Monday, March 31, 2025

Big Bang Nucleosynthesis and Neutrino Physics

A clever new paper uses the observational evidence from astronomy supporting Big Bang Nucleosynthesis to constrain the hypotheses of sterile neutrinos or non-standard neutrino interactions to almost the level reached from Earth bound experiments and other cosmology observations. 

Their findings tend to reinforce the Standard Model view that there are only three flavors of neutrinos and that they have only the interactions allowed by the Standard Model (i.e. weak force interactions and neutrino oscillations according to the PMNS matrix).
In this work we investigate the impact of two phenomenological Beyond the Standard Model (BSM) scenarios concerning the role of neutrinos in the early universe: non-standard neutrino interactions (NSI) and non-unitary three-neutrino mixing. 
We evaluate the impact of these frameworks on two key cosmological observables: the effective number of relativistic neutrino species (Neff), related to neutrino decoupling, and the abundances of light elements produced at Big Bang Nucleosynthesis (BBN). For the first time, neutrino CC-NSI with quarks and non-unitary three-neutrino mixing are studied in the context of BBN, and the constraints on such interactions are found to be remarkably competitive with terrestrial experiments. In the case of non-unitarity, the combination between neutrino decoupling and BBN imposes stringent constraints that can either mildly favour the existence of New Physics (NP), or reinforce the SM, depending on the choice of the experimental nuclear rates involved in the BBN calculation.
Gabriela Barenboim, Stefano Gariazzo, Alberto Sánchez-Vargas, "Big Bang Nucleosynthesis as a probe of non-standard neutrino interactions and non-unitary three-neutrino mixing" arXiv:2503.21998 (March 27, 2025).

2 comments:

Mitchell said...

On the topic of neutrino masses, I ran across a recent reddit comment

https://www.reddit.com/r/Physics/comments/1fssjjv/comment/lpnh07f/

which I thought was mildly interesting in describing the choice between Dirac-only mass and Dirac-plus-Majorana mass for neutrinos. Dirac mass only implies that lepton number is an exact global symmetry; Majorana mass implies two mass scales contributing to the net neutrino mass (i.e. seesaw).
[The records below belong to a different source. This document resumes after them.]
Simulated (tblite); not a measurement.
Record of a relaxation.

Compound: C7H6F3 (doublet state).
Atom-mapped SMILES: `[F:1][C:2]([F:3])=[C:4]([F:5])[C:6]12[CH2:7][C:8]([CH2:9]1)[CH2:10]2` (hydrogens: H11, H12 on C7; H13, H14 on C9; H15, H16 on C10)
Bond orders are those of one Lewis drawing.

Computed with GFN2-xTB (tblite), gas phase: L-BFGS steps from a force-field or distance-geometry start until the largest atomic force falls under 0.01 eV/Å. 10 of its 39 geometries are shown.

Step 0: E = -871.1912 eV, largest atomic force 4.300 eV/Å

I have been a skeptic about Dirac-only, since it requires such microscopic yukawa couplings. But I guess I find it conceivable that there is some model which explains the dark energy and microscopic yukawas for neutrinos, as part of a package deal.

andrew said...

I'm a fan of the possibility that the lightest neutrino mass is largely a result of its self-interactions via the weak force, and that neutrino mass more generally is largely via W boson interactions rather than Higgs boson interactions.